A mid-week legislative update with a reporter from the Arizona Capitol Times.
Ted Simons: Good evening, and welcome To "Arizona Horizon." I'm Ted Simons. Lawmakers are in their Second week of the new legislative session and Already we're hearing of a budget gap between the legislature and the governor. For more on that in our Weekly legislative update, We're joined by Luige de Puerto of the "Arizona capitol times." Thank you for joining us.
Luige del Puerto: Thank you.
Ted Simons: Let's start with the sentence today --
Luige de Puerto: He was sentenced today. He had been indicted and pled guilty to two felony charges and today was his sentencing, and he was facing potentially 30 to 37 months in prison. He will not go to jail. What he got instead was three years' probation, 18 months of house arrest, and I think he gets to pay about $540 or so in restitution.
Ted Simons: This is again solicit and accepting a bribe, mail fraud, misleading donors on a scholarship fund which I guess he apparently kept the money himself. Not while he was in the state legislature.
Luige del Puerto: Well, some happened when he was still a councilor in Tempe. Some of this spilled over when he was with the state legislature.
Ted Simons: Restitution, house arrest -- why not any prison time?
Luige del Puerto: Well -- defending him, getting the court to agree that a prison sentence would not be right for him. They had been pleading for leniency in the sentencing. Three arguments for it. One, the tickets that he accepted were supposedly inflated or the prices of the tickets that he accepted were inflated by government. The other one is that he has mental and physical problems, and supposably he was sliding into dementia. And in putting him in prison would not be good for his health. The third is that it is out of character for somebody who has served in the public sector for decades to be facing such scary-sounding charges, and, therefore, he should instead be given house arrest. And that's what the judge did.
Ted Simons: All right. Let's get to that budget gap. Projections between the governor and the legislature, just a wee bit off here.

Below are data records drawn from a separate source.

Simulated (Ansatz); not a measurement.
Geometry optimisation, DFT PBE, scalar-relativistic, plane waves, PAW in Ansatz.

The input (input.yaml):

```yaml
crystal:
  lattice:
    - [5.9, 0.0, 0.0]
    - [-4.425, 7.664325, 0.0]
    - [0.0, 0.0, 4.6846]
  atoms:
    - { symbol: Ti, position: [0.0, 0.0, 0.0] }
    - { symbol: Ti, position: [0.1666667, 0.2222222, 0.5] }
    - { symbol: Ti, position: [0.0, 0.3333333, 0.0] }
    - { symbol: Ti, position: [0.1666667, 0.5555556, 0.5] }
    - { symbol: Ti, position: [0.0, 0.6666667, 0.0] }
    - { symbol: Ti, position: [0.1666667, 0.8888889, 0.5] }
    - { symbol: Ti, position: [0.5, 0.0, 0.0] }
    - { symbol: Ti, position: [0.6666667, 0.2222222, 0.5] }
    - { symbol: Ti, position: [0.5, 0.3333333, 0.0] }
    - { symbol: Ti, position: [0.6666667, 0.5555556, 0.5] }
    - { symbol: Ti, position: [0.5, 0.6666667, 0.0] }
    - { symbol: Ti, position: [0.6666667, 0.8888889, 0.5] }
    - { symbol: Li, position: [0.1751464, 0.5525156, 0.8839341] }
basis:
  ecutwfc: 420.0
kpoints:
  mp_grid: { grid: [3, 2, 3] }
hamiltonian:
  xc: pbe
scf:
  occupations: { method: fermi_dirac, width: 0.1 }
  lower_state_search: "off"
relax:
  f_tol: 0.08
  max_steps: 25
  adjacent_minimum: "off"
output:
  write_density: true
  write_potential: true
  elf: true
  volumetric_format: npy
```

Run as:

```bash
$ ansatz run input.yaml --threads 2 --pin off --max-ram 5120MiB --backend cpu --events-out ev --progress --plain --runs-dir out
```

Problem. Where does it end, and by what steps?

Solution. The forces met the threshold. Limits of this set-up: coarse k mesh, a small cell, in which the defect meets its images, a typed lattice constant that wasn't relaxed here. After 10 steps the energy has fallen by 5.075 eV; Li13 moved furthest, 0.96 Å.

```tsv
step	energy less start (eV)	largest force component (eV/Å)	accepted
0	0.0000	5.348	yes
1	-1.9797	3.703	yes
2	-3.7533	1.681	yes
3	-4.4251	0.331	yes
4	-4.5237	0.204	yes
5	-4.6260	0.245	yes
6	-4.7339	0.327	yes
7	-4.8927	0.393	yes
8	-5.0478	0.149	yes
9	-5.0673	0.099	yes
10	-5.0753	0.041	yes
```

Luige del Puerto: Right. One of the first things they have to do is reconcile the revenue figures. That is the starting point of any negotiation. As you recall, the main point of hold-up last time around, they couldn't agree exactly how much the state was getting in revenues in a few years. Governor's projected rose here -- number for fiscal year 2016, three years from now, the governor said we will probably get about $139 million in cash balance, legislature thinks we're going to face a $70 million deficit. So, yeah, quite a huge swing. They have to reconcile those numbers first.
Ted Simons: Is it basically the idea that the governor sees a better economic recovery than the legislature? Is that pretty much the bottom line?
Luige del Puerto: That has typically been the case and been the case with this governor also. In bad times, during a recession, the legislature has been correct to paint a more conservative number, but in better times, the governor's office has been mostly correct in painting a rosier revenue projection, that's typically been the case and as far as I know since I have been covering the state legislature, that is always the case.
Ted Simons: Interesting. Is there room for compromise here? Is this going to be a knock down drag out as we go along?
Luige del Puerto: Revenue figures are a political question. Therefore, because it is a political question, always room for compromise. I think the last year, governor decided to just use the legislature more conservative revenue projections. There is room for compromise. At some point they will have to compromise. That is the starting point of any negotiation. That is how they can lay out a spending plan for the state by agreeing what the numbers would be.
Ted Simons: Before we leave the budget conversation, how much does either side put into the equation that court decision regarding education funding?
Luige del Puerto: That is a good question. I think Andy Biggs is expecting the state to appeal that court position. If the state appealed and still lost the case, we're probably looking at, depending on whose equation you're using, probably looking at another $500 million deficit I think is what Cavanaugh said by fiscal year 2016.
Ted Simons: You would have to add $80 million a year.
Luige del Puerto: For three years. Remember, adjusted according to inflation. So you are getting $80 million one year, more the next year and some more the year after.
Ted Simons: Let's talk about parking meters in Phoenix specifically, but I guess in all cities, representative Chad Campbell is tired of broken parking meters.
Luige del Puerto: Yes, he introduced a bill -- his experience -- there was a broken meter and he was -- if I'm not mistaken, ticketed for it, I could be wrong there. But in any case, it wasn't working. He said, well, this can't be right. The city can't snag me for -- if they have broken meters. His legislation would mandate a testing. I think 10% of all of the meters would be tested on a regular basis. And then just to make sure that they're working. First democratic bill in the house that passed out of committee yesterday. If I'm not mistaken, the vote was unanimous.
Ted Simons: It would take something like that I think would get a democratic bill out of a committee.
Luige del Puerto: Let's see if it gets beyond a committee hearing.
Ted Simons: I have heard the criticism that it is an expensive mandate on cities.
Luige de Puerto: From the city's viewpoint, their assumption is that their meters are working. So, if it -- you know, the other side obviously saying some of them might be broken. And the other side, unless you test them you never really know. For the cities, doing a quarterly check on all of those, assuming there is a lot of them, would be costly.
Ted Simons: We will see how far that one goes. So much else to talk about. We will have the Friday "Journalists' Roundtable." Good to have you here. Thank you for joining us.
Luige del Puerto: Thank you.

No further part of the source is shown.